Have You Played? is an endless stream of game retrospectives. One a day, every day, perhaps for all time.

As the debate about game difficulty seems to rear its sanctimonious head ever-more often, I always find it fascinating to look back at the puzzle games of the 1980s. They seemed to fall into two camps - explicitly easy, designed to be played and enjoyed, or murderously difficulty, designed to be utterly impossible for all of human kind. Marble Madness, at least to my 10 year old self, very firmly fell in the latter. Or so I thought.

It was a game of excruciating difficulty, as you attempted to use the woefully inept controls of your computer of choice - mine an Atari ST - to balance a twitchy ball on the narrowest of isometric obstacle courses (it was of course originally an arcade game, controlled with the more appropriate trackball). And attempt I did, over and over and over, until the first few levels were all I'd see when I closed my eyes, while the later levels would never be seen at all. Or, as it turns out I've now learned, would. Because Marble Madness was six courses long, and I had just never managed to complete the sixth course. I could get to it, just never get past it.

I was good at Marble Madness! I never knew.

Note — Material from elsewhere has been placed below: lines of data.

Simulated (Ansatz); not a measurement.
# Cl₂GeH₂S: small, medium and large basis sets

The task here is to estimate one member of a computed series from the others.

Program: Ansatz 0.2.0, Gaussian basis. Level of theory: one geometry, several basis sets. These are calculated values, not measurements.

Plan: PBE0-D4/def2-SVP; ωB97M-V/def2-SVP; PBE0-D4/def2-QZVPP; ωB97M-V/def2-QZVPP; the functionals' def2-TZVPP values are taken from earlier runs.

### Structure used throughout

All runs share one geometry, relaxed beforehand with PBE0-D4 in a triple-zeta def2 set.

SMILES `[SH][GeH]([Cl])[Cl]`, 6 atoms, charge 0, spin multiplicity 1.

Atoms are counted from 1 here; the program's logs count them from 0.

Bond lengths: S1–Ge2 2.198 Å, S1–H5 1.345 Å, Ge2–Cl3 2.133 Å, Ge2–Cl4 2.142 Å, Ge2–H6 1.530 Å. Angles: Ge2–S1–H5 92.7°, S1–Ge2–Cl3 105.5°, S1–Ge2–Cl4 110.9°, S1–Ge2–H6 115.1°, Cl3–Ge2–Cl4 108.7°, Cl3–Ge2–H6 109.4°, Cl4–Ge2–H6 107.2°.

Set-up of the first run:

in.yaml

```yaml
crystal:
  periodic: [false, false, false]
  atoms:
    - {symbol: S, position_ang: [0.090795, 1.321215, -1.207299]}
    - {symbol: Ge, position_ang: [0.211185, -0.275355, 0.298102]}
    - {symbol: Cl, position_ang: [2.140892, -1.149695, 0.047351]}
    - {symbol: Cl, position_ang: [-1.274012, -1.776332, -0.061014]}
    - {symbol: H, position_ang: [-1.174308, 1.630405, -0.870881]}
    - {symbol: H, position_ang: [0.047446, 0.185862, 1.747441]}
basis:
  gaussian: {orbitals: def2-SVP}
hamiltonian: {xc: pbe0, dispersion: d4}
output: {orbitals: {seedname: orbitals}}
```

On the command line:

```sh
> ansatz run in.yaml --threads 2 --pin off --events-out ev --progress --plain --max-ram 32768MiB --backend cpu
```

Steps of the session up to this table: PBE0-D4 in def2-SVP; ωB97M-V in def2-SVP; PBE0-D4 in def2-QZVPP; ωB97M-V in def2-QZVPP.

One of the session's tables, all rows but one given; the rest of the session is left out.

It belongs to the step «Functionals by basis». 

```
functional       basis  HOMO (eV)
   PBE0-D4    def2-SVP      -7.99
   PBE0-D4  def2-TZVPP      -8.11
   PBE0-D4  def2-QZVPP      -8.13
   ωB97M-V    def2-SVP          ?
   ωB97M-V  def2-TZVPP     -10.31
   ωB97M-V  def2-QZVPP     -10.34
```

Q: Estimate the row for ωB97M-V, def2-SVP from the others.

Looking at screenshots is so incredibly evocative, my fingers twitching with muscle memories at the sight. The dodges, the learned patterns, the points of almost inevitable failure. And those green slinky worm things. The course designs, so simple and yet so outrageously distinctive, all look so immediately familiar thirty years later.

I spent so long with this, never knowing just how close I was to completion. Invent time travel so I can tell me.